Originally from Tennessee, Dr. Hollis joins El Paso’s Diocesan staff after spending the majority of his 30-plus-year career serving students and their families in the Catholic schools of the Diocese of Cleveland, Ohio as a teacher and administrator. For the past two years, Dr. Hollis has served as Headmaster and President of St. John Paul II Catholic High School in Huntsville, Alabama.
“I am thrilled that Dr. Hollis is joining our diocesan family here in El Paso,” Bishop Mark Seitz said. “He comes to us with a wealth of experience and we are eager to continue the work of educating our students in the Diocese of El Paso with news insights and new energy,” he said.

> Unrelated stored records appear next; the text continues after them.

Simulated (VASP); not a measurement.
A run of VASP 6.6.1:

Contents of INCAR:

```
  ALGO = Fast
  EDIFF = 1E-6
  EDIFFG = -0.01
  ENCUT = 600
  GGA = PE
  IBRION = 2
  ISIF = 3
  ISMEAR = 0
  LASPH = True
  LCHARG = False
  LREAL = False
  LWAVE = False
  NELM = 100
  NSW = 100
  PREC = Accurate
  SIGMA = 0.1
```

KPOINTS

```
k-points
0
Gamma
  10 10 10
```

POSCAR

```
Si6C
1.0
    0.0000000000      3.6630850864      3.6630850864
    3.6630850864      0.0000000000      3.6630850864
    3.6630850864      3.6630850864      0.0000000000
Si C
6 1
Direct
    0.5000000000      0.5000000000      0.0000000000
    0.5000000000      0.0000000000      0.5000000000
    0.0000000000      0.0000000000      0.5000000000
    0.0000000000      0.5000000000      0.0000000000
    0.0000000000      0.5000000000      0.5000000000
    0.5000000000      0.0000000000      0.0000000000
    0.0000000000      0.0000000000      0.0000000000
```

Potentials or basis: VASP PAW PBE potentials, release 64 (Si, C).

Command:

An alumnus of Catholic elementary and secondary schools as well as Catholic colleges, Dr. Hollis holds a Ph.D. in Learning and Development from Cleveland State University, an M.A. in Applied Linguistics (Spanish Language Instruction & Teaching English to Speakers of Other Languages, TESOL) from the University of Southern Mississippi, an M.A. in Educational Administration from Ursuline College, an M.A. in Religious Studies from Indiana University, a Master of Theological Studies from St. Meinrad School of Theology, and a B.A. in Psychology from St. Meinrad College, along with Certification in Fund Raising Management from Indiana University’s Lilly School of Philanthropy.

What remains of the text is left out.